Tuesday, January 1, 2013

#37 My First Summer in the Sierra

My First Summer in the SierraMy First Summer in the Sierra by John Muir
My rating: 5 of 5 stars

Beautiful and inspiring. I just love Muir's personality. His outlook on the world is so close to my own. I feel like I can really related to his writings. Themes that make sense to me: the natural world as sacred; God speaking to us through nature; spirituality coming to us mostly through the mundane and canny, but with occasional, apparently supernatural experiences that serve to confuse as much as anything.

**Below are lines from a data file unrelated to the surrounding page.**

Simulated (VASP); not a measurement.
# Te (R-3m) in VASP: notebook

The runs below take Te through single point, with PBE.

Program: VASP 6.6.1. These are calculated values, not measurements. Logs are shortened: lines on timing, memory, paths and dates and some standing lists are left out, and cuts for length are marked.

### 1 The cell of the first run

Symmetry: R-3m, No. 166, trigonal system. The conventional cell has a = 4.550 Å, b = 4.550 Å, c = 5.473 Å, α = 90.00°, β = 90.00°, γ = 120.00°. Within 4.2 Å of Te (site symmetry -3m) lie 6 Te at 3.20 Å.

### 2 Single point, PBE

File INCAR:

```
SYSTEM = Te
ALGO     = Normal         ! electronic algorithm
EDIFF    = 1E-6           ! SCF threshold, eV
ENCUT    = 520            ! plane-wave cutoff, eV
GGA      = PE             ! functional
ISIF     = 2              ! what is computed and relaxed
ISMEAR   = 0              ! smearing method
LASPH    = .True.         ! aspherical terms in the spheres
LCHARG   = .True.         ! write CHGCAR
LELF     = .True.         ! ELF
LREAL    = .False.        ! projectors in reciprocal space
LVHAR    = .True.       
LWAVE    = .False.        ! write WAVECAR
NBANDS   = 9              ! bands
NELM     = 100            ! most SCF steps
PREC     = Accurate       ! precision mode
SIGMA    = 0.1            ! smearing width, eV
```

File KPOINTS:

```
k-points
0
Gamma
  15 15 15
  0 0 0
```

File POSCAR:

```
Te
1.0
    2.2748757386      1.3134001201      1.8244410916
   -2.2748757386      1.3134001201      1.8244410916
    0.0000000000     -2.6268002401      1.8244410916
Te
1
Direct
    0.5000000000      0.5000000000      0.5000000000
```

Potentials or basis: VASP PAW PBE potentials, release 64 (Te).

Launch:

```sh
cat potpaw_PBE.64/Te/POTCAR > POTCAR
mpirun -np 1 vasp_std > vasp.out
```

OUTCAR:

My favorite passage from the book is Muir's description of going to see the falls:


I took off my shoes and stockings and worked my way cautiously down alongside the rushing flood, keeping my feet and hands pressed firmly on the polished rock. the booming, roaring water, rushing past close to my head, was very exciting. I had expected that the sloping apron would terminate with the perpendicular wall of the valley, and that from the foot of it, where it is less steeply inclined, I should be able to lean far enough out to see the forms and behavior of the fall all the way down to the bottom. But I found that there was yet another small brow over which I could not see, and which appeared to be too steep for mortal feet. Scanning it keenly, I discovered a narrow shelf about three inches wide on the very brink, just wide enough for a rest for one's heels. But there seemed to be no way of reaching it over so steep a brow. At length, after careful scrutiny of the surface, I gound an irregular edge of a flake of the rock some distance back from the margin of the torrent. If I was to get down to the brink at all that rough edge, which might offer slight finger holds, was the only way. But the slope beside it looked dangerously smooth and steep, and the swift roaring flood beneath, overhead, and beside me was very nerve-trying. I therefore concluded not to venture farther, but did nevertheless. Tufts of artemisia were growing in clefts of the rock near by, and I filled my mouth with the bitter leaves, hoping they might help to prevent giddiness. Then, with a caution not known in ordinary circumstances, I crept down safely to the little ledge, got my heels well planted on it, then shuffled in a horizontal direction twenty or thirty feet until close to the outplunging current, which, by the time it had descended thus far, was already white. Here I obtained a perfectly free view down into the heart of the snowy, chanting throng of comet-like streamers, into which the body of the fall soon separates.


He later says that he couldn't sleep that night at all, because each time he dosed off, he dreamed the granite beneath him was giving way and he was falling through free space into Yosemite Valley. Hilarious and wonderful material.